A Valentine's and Son postcard of 1910 Montreal. My favorite of them all. This picture evokes 1910 to me. It's Park and Prince Arthur.
I didn't watch an old movie last night, but I did see the second episode of Musee Eden from Radio Canada on their website, so now I am caught up and I have the third episode tapes for later viewing.
I spent the first little while mesmerized by how much one of the lead actors, Eric Bruneau looks like Colin Firth, so I had to rewind and start watching the episode all over.
The story is moving now, but it really does mix the genres, or tries to cover all the bases with respect to what people like. It is a crime thriller, forensic thingy (a genre I do not like at all) as well a a period piece, women's social history piece (which I like very much)courtroom drama (which I like but only when well done)and political thriller (which I like). There's a journalism angle, that I always like, although, so far, no deep insight into how newspapers worked in that era. Usually, shows which juggle too many genres fall apart, but this one seems to work.
The problem is the show is very dark. I keep hoping for a scene in the sunshine on the mountain. And it could use some levity. This episode had a scene with a maid and that could have been played up for laughs. Servants make good comedy. It was shot in Old Montreal, and that helps evoke a Victorian quality, which is what they are looking for, but it doesn't show what huge changes were going on 100 years ago. So, in short, this story is not so much about 1910, or it is about 1910 but looks backward, and Flo in the City, my novel in progress about a woman coming of age in the pivotal 1910 era, based on the letters of www.tighsolas.ca will look forward. Very much so.

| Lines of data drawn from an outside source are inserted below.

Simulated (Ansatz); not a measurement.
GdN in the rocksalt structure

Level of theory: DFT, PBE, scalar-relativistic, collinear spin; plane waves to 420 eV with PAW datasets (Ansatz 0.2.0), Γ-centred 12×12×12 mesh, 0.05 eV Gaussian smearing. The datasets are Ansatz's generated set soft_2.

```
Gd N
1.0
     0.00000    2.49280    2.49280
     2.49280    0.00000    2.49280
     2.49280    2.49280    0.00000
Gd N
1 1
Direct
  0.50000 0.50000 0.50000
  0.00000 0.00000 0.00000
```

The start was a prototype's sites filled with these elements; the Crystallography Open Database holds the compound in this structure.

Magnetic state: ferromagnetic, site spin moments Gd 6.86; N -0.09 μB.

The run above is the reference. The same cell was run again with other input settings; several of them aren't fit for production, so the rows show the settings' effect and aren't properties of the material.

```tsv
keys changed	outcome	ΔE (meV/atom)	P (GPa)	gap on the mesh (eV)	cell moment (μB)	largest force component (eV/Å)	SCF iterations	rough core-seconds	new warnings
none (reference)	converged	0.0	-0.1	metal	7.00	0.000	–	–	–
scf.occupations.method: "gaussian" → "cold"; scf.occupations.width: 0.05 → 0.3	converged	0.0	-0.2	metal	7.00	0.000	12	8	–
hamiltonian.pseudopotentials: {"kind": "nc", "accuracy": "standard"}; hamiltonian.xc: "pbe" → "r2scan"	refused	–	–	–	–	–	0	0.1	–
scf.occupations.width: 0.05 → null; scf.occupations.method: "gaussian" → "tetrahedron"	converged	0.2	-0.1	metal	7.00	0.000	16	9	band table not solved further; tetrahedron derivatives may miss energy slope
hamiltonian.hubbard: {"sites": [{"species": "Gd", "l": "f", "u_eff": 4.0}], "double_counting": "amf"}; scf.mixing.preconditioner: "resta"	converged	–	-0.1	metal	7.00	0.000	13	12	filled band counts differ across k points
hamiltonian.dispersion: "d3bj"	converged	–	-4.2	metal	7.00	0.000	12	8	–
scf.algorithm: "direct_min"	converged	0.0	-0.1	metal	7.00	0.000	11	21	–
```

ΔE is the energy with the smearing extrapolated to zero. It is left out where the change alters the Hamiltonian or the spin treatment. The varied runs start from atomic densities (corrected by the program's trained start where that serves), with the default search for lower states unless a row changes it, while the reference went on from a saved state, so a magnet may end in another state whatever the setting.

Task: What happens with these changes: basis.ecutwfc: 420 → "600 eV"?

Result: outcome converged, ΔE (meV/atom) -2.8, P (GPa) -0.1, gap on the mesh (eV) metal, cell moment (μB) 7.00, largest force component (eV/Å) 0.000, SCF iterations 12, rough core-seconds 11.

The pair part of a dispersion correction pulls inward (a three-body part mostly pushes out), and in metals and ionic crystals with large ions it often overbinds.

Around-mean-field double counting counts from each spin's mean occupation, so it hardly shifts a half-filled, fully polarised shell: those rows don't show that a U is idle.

Oh, there was a scene with a prostitute and, boy, was she a caricature. There were two prostitutes in the episode, both older women. The sad fact was prostitutes back then were mostly young. Girls left school at 12, after all.
Musee Eden, so far, doesn't show that 1910 was actually, as the BBC put it, The Birth of NOW. It was the beginning of the modern age. Many Montreal streets hardly look different today from what they looked like in 1910, take away the trams and add satellite dishes.
I read that the production cost about a million to make (not a lot at all)and had 70 sets and 400 costumes. It's not really a costume drama, in that it has middle class and poor characters, and, true to as it was, middle class women rotated only a few outfits.
In a review I read the writer complained that the women comport themselves liked modern women. As an 'expert' in middle class women of the era, I am not so upset about this. First, as I wrote before, most historical dramas are more about "now" than "then." I Claudius isn't about Rome, it's about Britain. And from my Nicholson letters, it is clear that young women back then were really no different than us...and they had huge dreams of independence and emancipation back then too, although not with respect to sexuality.